Filtering of cluster sizes

Hi there,
I would like to filter all clusters below a certain size in my graph.

I have the current code implemented:

# g is a generated graph containing a number of vertices and edges

   clusters = g.clusters()
   clms = clusters.membership

   vertices_togo = []

   for cluster in clusters:
       if len(cluster) < 5:
           vertices_togo += cluster


Is there a more efficient implementation?


I think this is about as fast as it gets, at least for the accumulation of the vertices that you would like to remove from the graph.

Depending on the number of nodes that you want to remove from the graph it might be cheaper to construct a new graph consisting of only the nodes that you want to include using induced_subgraph, at least if you are also retaining a copy of the original graph g somewhere. If you don’t care about the original graph, then simply removing the vertices is indeed best I think.

Is this part forming a bottle-neck for you?

Thanks for the response vtraag, and sorry for my delay.

This process is not inefficient for me - I just wanted to make sure that there wasn’t some cleaner syntax implemented into igraph already.

On a tangent, could you explain why g.delete_edges(edge_list) is faster to call a single time rather than repeatedly? For example, as with above, if we called g.delete_edges under each loop rather than outside of the loop after it has run?

It took me forever to realize that calling it repeatedly was bottlenecking my speed, but my function dropped from ~4 seconds to ~0.05 seconds after moving it out of the loop.

Again, sorry for the tangent, just curious to hear the rationale behind this.

Currently, each call to delete_edges will recreate the entire graph. The amount of data that is moved around is not proportional to the number of edges you delete. Instead, it is always the entire graph.
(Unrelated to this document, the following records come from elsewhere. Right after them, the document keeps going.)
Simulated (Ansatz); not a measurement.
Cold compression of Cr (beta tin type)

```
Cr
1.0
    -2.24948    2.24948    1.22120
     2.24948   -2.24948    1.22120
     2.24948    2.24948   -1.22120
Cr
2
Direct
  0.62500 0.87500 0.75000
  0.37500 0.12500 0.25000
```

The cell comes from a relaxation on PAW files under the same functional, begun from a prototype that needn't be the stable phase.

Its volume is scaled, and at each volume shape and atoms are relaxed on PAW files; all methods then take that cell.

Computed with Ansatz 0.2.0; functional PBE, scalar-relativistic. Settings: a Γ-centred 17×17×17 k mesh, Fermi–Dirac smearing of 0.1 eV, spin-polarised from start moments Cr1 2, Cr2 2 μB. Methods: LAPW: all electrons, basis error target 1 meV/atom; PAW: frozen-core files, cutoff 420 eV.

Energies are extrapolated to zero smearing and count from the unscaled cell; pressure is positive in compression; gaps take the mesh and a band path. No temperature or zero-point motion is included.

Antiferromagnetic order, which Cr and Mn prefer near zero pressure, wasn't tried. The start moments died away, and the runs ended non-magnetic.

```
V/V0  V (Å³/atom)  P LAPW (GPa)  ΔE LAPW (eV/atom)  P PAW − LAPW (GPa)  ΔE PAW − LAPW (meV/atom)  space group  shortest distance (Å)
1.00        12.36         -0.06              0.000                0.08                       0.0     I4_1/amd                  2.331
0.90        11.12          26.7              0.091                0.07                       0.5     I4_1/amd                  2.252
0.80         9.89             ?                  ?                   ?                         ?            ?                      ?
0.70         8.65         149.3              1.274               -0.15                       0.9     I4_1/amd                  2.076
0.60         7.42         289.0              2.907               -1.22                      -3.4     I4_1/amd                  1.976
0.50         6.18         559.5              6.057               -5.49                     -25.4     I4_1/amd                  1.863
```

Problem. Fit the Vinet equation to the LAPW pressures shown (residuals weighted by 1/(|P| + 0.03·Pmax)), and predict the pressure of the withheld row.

There are compromises to be made when choosing a way to represent graphs on a computer. Efficient modification is in conflict with efficient access. There are plans to review igraph’s current representation, and its tradeoffs, but this is a long-term project.

Makes much more sense now…

I’m glad I messed around with the code enough to figure out that delete_edges was slowing down my program, but I had no trouble appending the target edges to a list for deletion after my analysis loop.